I go through a few versions of a drawing for each page and I wanted to add them in here just to document the process for review later. I know I have a few pages where I had drawn in and inked the sketches and was really excited to convert them to illustrator, only to look at them later and decide that there was not enough oomph to the drawing. It could be something about the composition, or maybe the vantage point was not exciting enough…I also have this balancing act I have to do now and then with the sketch itself. I am trained and have been working with technical drawings for so long, so I have this inclination to be technical with the drawing-like being detailed in one shot or being too rigid with my perspective. The other side is, as I am working on this book I realize I had this affair at one time with really fluid sketches. I recall tons of old sketchbooks riddled with fluid curves, like a script handwriting version of less technical drawings. These were more imaginative and would probably be better for the book. I have to keep that in mind and avoid being to much of a technical grown up person as I work on the rest of the artwork for this. I think I also need to redo a few other initial drawings where I forgot to relax my fingers and let the imagination jump in.
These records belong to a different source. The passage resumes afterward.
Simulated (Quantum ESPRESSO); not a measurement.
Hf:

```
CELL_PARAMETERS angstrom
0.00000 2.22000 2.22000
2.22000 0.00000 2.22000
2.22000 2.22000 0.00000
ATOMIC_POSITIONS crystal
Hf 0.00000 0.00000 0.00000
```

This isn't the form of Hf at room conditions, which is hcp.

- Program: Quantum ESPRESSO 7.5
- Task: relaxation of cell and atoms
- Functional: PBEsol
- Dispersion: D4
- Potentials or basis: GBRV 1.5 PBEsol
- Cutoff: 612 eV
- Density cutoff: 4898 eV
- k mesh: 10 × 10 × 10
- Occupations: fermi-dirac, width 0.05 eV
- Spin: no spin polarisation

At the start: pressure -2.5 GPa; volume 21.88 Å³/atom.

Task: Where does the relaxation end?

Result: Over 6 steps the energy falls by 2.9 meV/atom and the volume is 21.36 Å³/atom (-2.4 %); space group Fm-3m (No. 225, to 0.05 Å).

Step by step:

So here are a few versions of one scene. The early sketches were to study composition and location of characters. I keep telling myself to start the drawing with the kids, so that my final composition is forced to work around them and they are kept the focus even on an unconscious level.
The scene is were daddy and son are in a hardware store purchasing some last minute supplies for a hurricane. My storyboard sketch was them with a shopping cart and some icons on the page identifying the items purchased for parent-child interaction besides the story.
I started with a sketch of the boy giving a box to his dad. This was easy to spot and say it did not have enough energy for it. The child reading it would be bored and would have no real need to imagine himself in the scene. The vantage point was static. It lacked imagination and it would not inspire imagination. Basically it was boring.
A couple of tweaks come in and I focus closer to the boys face , dad is in the background and the activity is up front and center-ish of the scene. The first attempts did not have enough of a close up effect, I felt like I almost wanted a fish-eye lens to get waaay close in on the boy and the background happens behind him for additional details only.
I think this was about when I accidentally got back and recalled a more fluid sketchy feel to some drawings I did years back. This was a good way to utilize that, and so there was some distortion thrown in. A bit of a curve/fish eye on the foreground but daddy and the background are quite straight up.
I thought about the details of the items they purchased. It would be nice to be able to nitpick through those and see what emergency items they were getting. I decided to show:
- propane canisters -always useful and stores forever
- extension chord-there is a hurricane in the story and this would help in the power outage
- tarps-good thing to have in a storm, to cover up outdoor items from the rain/wind
- and the boy of the story is putting in a box of 40watt incandescent bulbs…yes they phased out the 75 watts at the time of this writing 🙂
Here’s where the scene is at right now. I threw in some color, just as a study to help me figure out colors for shirts, hair, what background is needed…I washed down the color and threw in some images of the supplies they purchased in the story. The layout is not final, but the idea is close. Here I think I will throw in a sketchy background of shelves of supplies typical in a hardware. The exercise gives ideas on font and style, composition of notes and where to locate them that would help the children stay interested in the extra information-also help parents to discuss it.